Eleven survivors were finally brought to the surface on Sunday in a major breakthrough for a rescue operation that has captivated the nation.

“From Sunday afternoon to this afternoon, rescue workers have not stopped searching, and found a further nine trapped miners who unfortunately all died,” the mayor of Yantai city, Chen Fei, said at a briefing Monday.

“Along with one miner who died on Thursday, the bodies of the nine deceased miners were all lifted out of the mine.”

Rescue teams will not stop searching until the last remaining miner is found, Chen said, adding that high underground water levels in a section of the mine had complicated rescue operations.

The initial explosion occurred in the mine’s ventilator shaft, causing a blockage that damaged the cable car.

Chen said that all nine miners had been killed by the impact of a secondary explosion in the mine on Jan 10 as they were trying to escape, judging from their positions.

Rescue operations sped up dramatically on Sunday as a blockage in the ventilator shaft was cleared.

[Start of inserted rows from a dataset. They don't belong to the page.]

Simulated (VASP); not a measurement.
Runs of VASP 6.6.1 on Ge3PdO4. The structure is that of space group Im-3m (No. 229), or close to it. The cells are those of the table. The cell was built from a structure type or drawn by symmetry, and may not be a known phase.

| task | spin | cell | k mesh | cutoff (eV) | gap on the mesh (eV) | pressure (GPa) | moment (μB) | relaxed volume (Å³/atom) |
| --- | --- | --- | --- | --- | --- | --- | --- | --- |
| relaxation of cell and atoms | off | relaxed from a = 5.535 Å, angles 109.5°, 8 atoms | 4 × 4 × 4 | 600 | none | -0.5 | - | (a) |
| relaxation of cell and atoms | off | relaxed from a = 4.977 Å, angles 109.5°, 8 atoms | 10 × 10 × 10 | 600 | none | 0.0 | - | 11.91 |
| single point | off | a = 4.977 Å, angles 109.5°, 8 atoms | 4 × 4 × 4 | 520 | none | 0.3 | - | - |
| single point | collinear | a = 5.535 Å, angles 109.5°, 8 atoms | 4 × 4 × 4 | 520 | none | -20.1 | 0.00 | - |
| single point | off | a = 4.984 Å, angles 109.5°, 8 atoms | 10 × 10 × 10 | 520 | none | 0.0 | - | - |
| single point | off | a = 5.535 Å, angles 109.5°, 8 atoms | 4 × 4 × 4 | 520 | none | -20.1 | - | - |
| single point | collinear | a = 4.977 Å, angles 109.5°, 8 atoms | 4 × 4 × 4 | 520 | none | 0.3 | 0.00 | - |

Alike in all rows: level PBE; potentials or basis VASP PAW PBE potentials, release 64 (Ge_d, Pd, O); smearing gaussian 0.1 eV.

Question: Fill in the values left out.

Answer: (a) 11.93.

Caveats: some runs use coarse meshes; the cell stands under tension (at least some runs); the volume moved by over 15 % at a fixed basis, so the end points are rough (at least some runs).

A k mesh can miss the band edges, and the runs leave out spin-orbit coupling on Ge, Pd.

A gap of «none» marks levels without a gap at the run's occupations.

Contact was first established a week ago with a group of 11 miners trapped in a section of the mine around 580m (1,900 feet) below the surface.

One of them was seriously injured in the initial explosion and died after falling into a coma.

Another miner was found alive by rescuers as they attempted to reach the group.

Mining accidents are common in China’s dangerous and poorly regulated sector.